George J. Mitchell, a former U.S. Senate majority leader (D-Maine), served as independent chairman of the Northern Ireland peace talks.

Twenty years ago, the governments of the United Kingdom and Ireland and eight Northern Ireland political parties entered into the Good Friday Agreement. I was serving as independent chairman for the talks, and when I announced the agreement, I described it as historic, which it was. But I also said that, by itself, the agreement did not guarantee peace, stability or reconciliation. It made them possible.

But achieving and sustaining those lofty goals would require of future leaders the vision and courage demonstrated by the leaders of Northern Ireland in 1998. They continue to confront challenges, the most recent, and most serious, being the decision of the United Kingdom to leave the European Union.

In the long and complex negotiations between Britain and the E.U. over the terms of the separation, a central issue has been the border between Northern Ireland, which is within the United Kingdom, and the Republic of Ireland. For decades, as the bitter sectarian conflict known as the Troubles raged in Northern Ireland, the border was increasingly fortified to limit crossings. When I arrived in Northern Ireland in 1995, it was common to meet people on both sides who lived close to the border but had never crossed it. There was minimal commerce and maximum hostility. In that atmosphere, stereotyping and demonization of “the other” was widespread.

One of the great achievements of the Good Friday Agreement was the opening of the border. For 20 years, as peace has prevailed, cross-border commerce in goods, services and people has risen dramatically, to the benefit of both sides. So widely recognized are the benefits of a “soft” border that a year ago, as they began their final negotiations, the E.U. and the U.K. publicly pledged that, whatever the outcome of those negotiations, they would not include the return of a “hard” border. But, as the Brexit process hurtles to an uncertain conclusion, keeping that promise is proving difficult.

It is a promise that must be kept. A hard border would be in no one’s interest. It would stifle the commerce that has so recently and beneficially flourished, and it could increase the possibility of a resumption of violence. That is impossible to predict with any certainty, but even the possibility should be sufficient to prevent a return to a hard border.

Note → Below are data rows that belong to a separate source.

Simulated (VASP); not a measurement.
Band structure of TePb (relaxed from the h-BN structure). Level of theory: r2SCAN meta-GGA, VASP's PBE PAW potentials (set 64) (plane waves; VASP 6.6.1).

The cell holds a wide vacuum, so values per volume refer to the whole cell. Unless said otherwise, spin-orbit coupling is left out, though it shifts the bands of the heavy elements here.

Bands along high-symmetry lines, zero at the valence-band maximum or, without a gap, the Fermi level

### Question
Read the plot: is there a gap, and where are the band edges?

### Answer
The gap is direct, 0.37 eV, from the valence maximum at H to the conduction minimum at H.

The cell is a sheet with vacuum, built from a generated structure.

While the difficulties are many, those engaged in the negotiations on behalf of the U.K. and the E.U. should extend themselves to reach a compromise that permits some continued economic and political relations between them. The Bank of England reported that a hard Brexit — a break with the E.U. without a new negotiated agreement in place — would have a severe adverse effect on the British economy. And the U.S. Federal Reserve warned of the risk of an escalation of trade tension and geopolitical uncertainty that could trigger a sharp decline in asset prices.

That is a risk on both sides of the negotiating table. The hostile reaction of other E.U. member states to the United Kingdom’s insistence on separation is understandable. But they must set aside their hurt feelings and balance their concerns over others leaving. They must concentrate on their long-term self-interest. The E.U. will be significantly diminished by the departure of the United Kingdom, which has the second-largest economy of the E.U. member states and one of the largest military forces, and it is an international power of long standing. The E.U. has special, unique relationships with Norway, Switzerland and Canada. It is difficult to understand why it can’t have one with the United Kingdom.

The United States has a large stake in the outcome, too. A weakened and divided Europe would mean the loss of valuable democratic allies in dealings with large hostile powers and with the massive social, economic and migration upheavals that are occurring and will continue in Africa and Asia. The cooperative efforts by the United States and its allies in Europe and Asia, begun under American leadership in the aftermath of World War II, have been beneficial to all who participated in them.

The United States’ ties with Europe pre-date the establishment of our country. We gained our independence from England by revolution, but we retained England’s language, the spirit of its laws and many of its customs. Although our early relations were hostile, over time the two countries formed what remains a “special relationship.”

As our nation grew to settle a vast continent, we welcomed millions of immigrants from England, Ireland, Germany, France, Italy, Greece, Poland, Scandinavia and many more places. We share deep bonds with Europe, not just legal relationships.

While we compete in many ways, we should not think of Europeans primarily as adversaries. They are also our partners and our allies. Although they do not always agree with us, or even among themselves, for the most part they admire our country and share our values and interests. It is in everyone’s interest that we do all we can — politically, economically, militarily and otherwise — to help the people of Europe remain democratic, united, free and prosperous.